Duterte signs law allowing simpler patents for farmers

By Christine Cudis

March 14, 2019, 3:30 pm

MANILA -- President Rodrigo Duterte has signed into law a bill that seeks to ease restrictions on agricultural free patents issued to farmers.

Duterte signed Republic Act 11231 or known as Agricultural Free Patent Reform Act on Feb. 22 making agricultural land titles immediately available for trade to help spur development in the agricultural sector.

The act includes the state “allows the efficient and effective utilization of these lands in order to contribute to wealth creation, entrepreneurship, and economic development”.

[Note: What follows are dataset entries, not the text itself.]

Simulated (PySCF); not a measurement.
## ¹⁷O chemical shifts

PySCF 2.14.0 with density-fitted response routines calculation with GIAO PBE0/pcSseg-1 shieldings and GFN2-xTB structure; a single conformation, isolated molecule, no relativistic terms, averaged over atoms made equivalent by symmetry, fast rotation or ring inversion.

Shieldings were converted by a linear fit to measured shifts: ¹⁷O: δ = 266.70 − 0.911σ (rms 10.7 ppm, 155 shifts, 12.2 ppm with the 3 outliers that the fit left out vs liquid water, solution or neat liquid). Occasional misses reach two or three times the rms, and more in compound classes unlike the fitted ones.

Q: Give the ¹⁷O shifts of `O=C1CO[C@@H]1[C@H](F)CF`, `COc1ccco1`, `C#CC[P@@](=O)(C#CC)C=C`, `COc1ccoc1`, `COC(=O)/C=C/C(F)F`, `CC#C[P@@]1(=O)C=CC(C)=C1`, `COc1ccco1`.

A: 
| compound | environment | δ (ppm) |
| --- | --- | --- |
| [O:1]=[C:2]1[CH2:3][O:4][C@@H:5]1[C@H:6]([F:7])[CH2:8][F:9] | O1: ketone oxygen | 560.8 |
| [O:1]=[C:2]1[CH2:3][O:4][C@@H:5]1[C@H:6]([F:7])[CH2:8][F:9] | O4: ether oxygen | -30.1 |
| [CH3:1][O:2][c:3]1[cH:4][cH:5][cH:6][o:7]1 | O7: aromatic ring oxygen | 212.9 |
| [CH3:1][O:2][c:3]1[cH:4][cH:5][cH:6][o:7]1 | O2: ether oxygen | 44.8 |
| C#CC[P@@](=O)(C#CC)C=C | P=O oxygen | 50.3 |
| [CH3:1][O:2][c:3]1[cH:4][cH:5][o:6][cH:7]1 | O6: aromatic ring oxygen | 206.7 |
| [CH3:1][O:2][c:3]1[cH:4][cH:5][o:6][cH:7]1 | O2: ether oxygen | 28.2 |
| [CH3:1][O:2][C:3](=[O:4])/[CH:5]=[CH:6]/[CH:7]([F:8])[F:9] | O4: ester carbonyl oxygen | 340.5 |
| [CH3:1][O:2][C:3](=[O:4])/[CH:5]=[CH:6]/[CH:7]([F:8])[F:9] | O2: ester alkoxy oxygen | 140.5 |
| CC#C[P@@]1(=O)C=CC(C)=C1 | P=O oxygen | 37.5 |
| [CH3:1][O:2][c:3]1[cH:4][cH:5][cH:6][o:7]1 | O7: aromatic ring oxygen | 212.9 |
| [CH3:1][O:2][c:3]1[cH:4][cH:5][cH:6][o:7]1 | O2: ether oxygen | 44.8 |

“Agricultural public lands alienated or disposed in favor of qualified public land applicants under Section 44 of Commonwealth Act 141, as amended, shall not be subject to restrictions imposed under Sections 118, 119 and 121 thereof regarding acquisitions, encumbrances, conveyances, transfers, or dispositions,” the new law reads.

“An agricultural free patent shall now be considered as a title in fee simple and shall not be subject to any restriction on encumbrance or alienation,” it added.

This Act which is a consolidation of Senate Bill 1454 and House Bill 8078 was passed by the Senate and the House of Representatives on December 6, 2018, and December 10, 2018, respectively.

Prior to this law, the Public Land Use Act enacted in 1936 entitles any Filipino who has “continuously occupied and cultivated, either by himself or through his predecessors in interest, a tract or tracts of agricultural public lands subject to disposition” to have an agricultural free patent issued to him, for the same land not exceeding 24 hectares.

This act, however, states that agricultural patent holders are “prohibited from mortgaging or selling their land within five years from the issuance of the patent, and given the right to repurchase the patents within five years from transfer or conveyances’’.

Under the Agricultural Free Patent Act, agricultural free patent “shall now be considered as title in fee simple and shall not be subject to any restriction against encumbrance or alienation”.

Senator Richard Gordon, who authored the law, said in previous reports that the removal of some restrictions will unleash the power of freer land markets.

“It will make agricultural patents bankable to improve the economy because right now, nobody will want to buy it because of the restrictions,” he said.

“We will empower the farmer. We will give him options about what he can do with the land -- options such as borrowing against the land to develop it, or selling the land to a more productive farmer,” he added. (PNA)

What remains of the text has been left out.